Residents attended the regular meeting of the Meshoppen Borough Council on Monday night and demanded that council initiate a “no engine brake” ordinance and erect signs. The subject has been raised at previous meetings, but never before have residents come to speak on the subject.

“Meshoppen Borough needs a Jake Brake Ordinance,” said borough resident Herb Bevan. Bevan lives on Auburn Street in the borough. “It’s just a couple of odds and ends, not the regular guys going up and down the hill,” countered Council President John Bunnell. However, Bunnell promised Bevan he would contact the borough’s solicitor, Attorney Jonathan Foster, and see what progress has been made on drafting an ordinance.

“He’s the one who’s doing it,” Bunnell said. “I can’t stand the noise any more,” Bevan continued. “You don’t need engine brakes going down that hill. I drive truck myself; you don’t need ’em. We need to do something, it’s out of control.”

There was also some discussion about whether or not the state via PennDOT has to weigh in on the establishment of an engine brake ordinance. However, no determination on this was made. Another resident, Joe Moren, complained about the dumpster provided for flood refuse. Moren said he was recently told not to throw his refuse in the dumpster provided by a local businessman for flood cleanup, and added that his cleanup was delayed because he was in the shelter for 28 days following the flood.

“It’s over with, the flood was three months ago,” explained Bunnell, adding that the dumpster was never the borough’s and as such they have no authority over it. Moren agreed that he had been throwing old roofing material in the dumpster; not only is that dumpster now no longer available for flood refuse, reiterated Bunnell, roofing material is not flood damage.

Moren also complained that when power washing was being done after the flood, his property was not cleaned. “That was all volunteers helping the citizens of the borough,” replied Bunnell. “We had nothing to do with it,” Bunnell said again. Learning that Moren had come to check on his property while he was in the shelter, Bunnell added further that Moren should have been able to speak with the volunteers doing the power washing and providing the dumpster with regard to cleaning up his property. “I didn’t tell [the volunteers] to wash [it] or not,” Bunnell continued.

The borough, it was pointed out, did not provide any aid to its residents: FEMA and PEMA provided water and food directly while volunteers did cleaning and hauling as they could. Councilman Jack Vaow asked Moren if volunteers came to help him clean out his property.

“That was a joke,” Moren replied. “A joke?” Vaow queried. “They were all volunteers,” Bunnell interjected. “If you didn’t like the way they did it, we can’t help that.”

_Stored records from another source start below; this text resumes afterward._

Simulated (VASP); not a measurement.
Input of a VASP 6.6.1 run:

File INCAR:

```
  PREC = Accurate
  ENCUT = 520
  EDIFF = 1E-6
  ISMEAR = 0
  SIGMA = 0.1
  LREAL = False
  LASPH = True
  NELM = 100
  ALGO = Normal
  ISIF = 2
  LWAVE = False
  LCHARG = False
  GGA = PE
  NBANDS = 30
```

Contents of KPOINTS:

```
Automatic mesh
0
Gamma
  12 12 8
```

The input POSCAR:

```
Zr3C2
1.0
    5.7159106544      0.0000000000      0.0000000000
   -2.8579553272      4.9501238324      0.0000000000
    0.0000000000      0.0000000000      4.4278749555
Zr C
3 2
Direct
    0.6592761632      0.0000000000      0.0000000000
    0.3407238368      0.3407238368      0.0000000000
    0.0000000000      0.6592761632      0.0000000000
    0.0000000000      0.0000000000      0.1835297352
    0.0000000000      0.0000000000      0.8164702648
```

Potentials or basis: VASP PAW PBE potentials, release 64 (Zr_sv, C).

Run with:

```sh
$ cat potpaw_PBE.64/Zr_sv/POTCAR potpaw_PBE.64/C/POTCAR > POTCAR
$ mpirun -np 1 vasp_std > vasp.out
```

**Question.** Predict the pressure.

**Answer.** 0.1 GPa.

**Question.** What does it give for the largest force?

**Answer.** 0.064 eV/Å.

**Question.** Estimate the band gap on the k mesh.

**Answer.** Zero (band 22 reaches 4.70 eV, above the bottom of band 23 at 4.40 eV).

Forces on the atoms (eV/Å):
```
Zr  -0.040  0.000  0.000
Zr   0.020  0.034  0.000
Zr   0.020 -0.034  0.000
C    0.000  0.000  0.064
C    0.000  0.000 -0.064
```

Most of Meshoppen Borough has recovered from the flooding, but the First Liberty Bank has yet to re-open and there is no news about if or when the post office will re-open.

The cost of the annual audit was discussed, especially in light of the fact that all the borough’s records were lost in the flood. The audit will cost $4,000 for the borough, $3,000 for the water company and $3,000 for the sewer company; this is approximately what it cost last year. Borough Secretary Phyllis Adams will have to reconstruct the receipts and payments prior to the audit. “And I had everything ready, too, by the last week of August,” Adams noted wryly. The flood took place during the first week of September. The motion was made, seconded and passed to go forward with the audit. It should be done in January.

Once again, delinquent customers of the water company were discussed. Some who have been taken to court and ordered to pay have still not paid, and the borough is unsure about what can be done to obtain the money owed them. A new rule allowing garnishment of wages for civil actions may enable some money to be recouped, but it may not be in a timely fashion.

Borough Police Chief John Krieg asked council about hiring a full-time officer for the borough. “We can certainly justify it if you go by activity in the borough,” Krieg said. “We have over 350 criminal incidents this year,” he continued, explaining that most of his time is spent doing criminal work, and the day-to-day patrol and traffic work is getting neglected. Krieg also said it was imperative to hire a full-time officer because part-time officers feel they have no incentive to stay, and turnover of part-time officers is high. The possibility also exists for Meshoppen Borough’s police force to cover a neighboring municipality; however, negotiations are still underway and no decision has been made. Krieg said that with two officers, covering two municipalities would be much more efficient. Shifts would be arranged so that the municipalities are covered for more hours in every day as well.

“Ninety percent of what we do is criminal, it’s completely reversed from the way it was when I started 20 years ago,” Krieg explained. He added that most of the criminal incidents are drug and alcohol related, either indirectly or directly. Once negotiations are further along with the other municipality, Krieg and Mayor Bruce Marshall will report back to council. Krieg was authorized to continue negotiations with the other municipality; it is likely that the details about the new officer and about coverage for the second municipality will be finalized in January.

The budget for the borough for 2012 was also reviewed. There were no major changes from previous years’ budgets and it was adopted unanimously. Bunnell raised a concern that the figures were not certain because of the loss of borough records in the flood. Adams assured council that she has asked all appropriate parties to send records so she can rebuild the borough records, but has yet to receive some. Should the figures, which will be in by January, prove that the 2012 budget needs to be changed, amendments can be made at the January meeting.